Yet despite this, it still goes higher? Please, someone explain the science of this to me so that I can get full performance from my rockets. Thanks!
Lower average speed = lower average drag for the same impulse input = higher altitude. Coasting as long as possible (while still remaining close to vertical) lowers the average speed/drag.

If your rocket wants to drag separate (from a physics analysis) then separate your booster right at booster burnout.

If your rocket doesn't want to drag separate (booster still pushing on the sustainer) you want to separate the stages as late as possible.
 
I simulated a flight with a upper stage ignition time of 3 seconds after booster ignition. To my suprise, when I did the same flight with 4 or 5 seconds, the projected hight was higher then the 3 seconds. I was under the impression that you wanted as quick of an airstart as possible so you utilized all possible speed. Why then are the flights with longer delays going higher? In addition to this, the simulated flights that have longer delays end up starting to tilt dramatically due to the wait for sustainer ignition. Yet despite this, it still goes higher? Please, someone explain the science of this to me so that I can get full performance from my rockets. Thanks!
There are two advantages to longer delay times: 1. The average airspeed is lower, reducing the drag losses. This is like using a long burn motor. 2. The high-speed part of the sustainer flight happens at higher altitudes where the air is thinner, again reducing the drag. Of course, if you wait too long, the angle will get to be too large and your rocket will flight out of your recovery zone and/or you'll get more pointing loss (cosine loss) to be worth it.
 
I ran a bunch of sims on my 2-stage. Sustainer motor a D15T but changed the booster motor trying F67, G74, H165, H210, each with higher total impulse. The increment of booster motors gave higher velocity at booster burn-out.
With the F and two G's highest apogee was with no delay for sustainer ignition. However, on the H's a delay added altitude.
It was a burn-out velocity of around 200f/s and higher that delayed sustainer ignition added altitude with higher speeds wanting longer delay.
Since the drag force increases as velocity increases this make sense. Keeping the average flight velocity lower is less drag force thus higher altitude.

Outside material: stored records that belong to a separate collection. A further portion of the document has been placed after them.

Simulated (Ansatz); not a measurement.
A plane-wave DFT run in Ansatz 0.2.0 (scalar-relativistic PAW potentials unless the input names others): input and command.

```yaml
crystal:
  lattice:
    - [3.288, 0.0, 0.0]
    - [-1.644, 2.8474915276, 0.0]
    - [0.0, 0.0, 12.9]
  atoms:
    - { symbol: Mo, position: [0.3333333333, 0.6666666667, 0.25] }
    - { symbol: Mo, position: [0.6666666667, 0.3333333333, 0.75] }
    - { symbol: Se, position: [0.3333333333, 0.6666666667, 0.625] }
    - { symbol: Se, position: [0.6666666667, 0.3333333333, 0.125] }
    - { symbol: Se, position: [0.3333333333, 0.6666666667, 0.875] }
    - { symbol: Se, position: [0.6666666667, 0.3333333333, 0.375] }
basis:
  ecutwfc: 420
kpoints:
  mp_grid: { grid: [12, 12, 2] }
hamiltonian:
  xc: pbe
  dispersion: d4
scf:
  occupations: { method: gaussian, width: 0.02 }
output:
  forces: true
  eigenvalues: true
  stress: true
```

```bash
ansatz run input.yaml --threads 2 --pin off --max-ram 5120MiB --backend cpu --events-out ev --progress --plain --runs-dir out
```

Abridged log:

This delayed ignition is very much like the concept of a boosted dart. The dart has no motor and simply coasts to apogee. But it drops the high drag booster. It is also heavy carrying lots of inertia.

At what the velocity is better to delay sustainer ignition is dependent of the rocket design, Drag and mass being to two characteristics of importance. If you want highest apogee then doing multiple sims is helpful to determine best ignition delay. Also try varied mass (weight) of sustainer. There is an optimal mass for each rocket to maximize the coast time and distance.
Open Rocket can plot the Drag force, Acceleration,. Velocity, etc to help understand
the dynamics.
 
Just for reference, very very roughly speaking:

Aerodynamic forces are proportional to the square of the velocity. This includes drag.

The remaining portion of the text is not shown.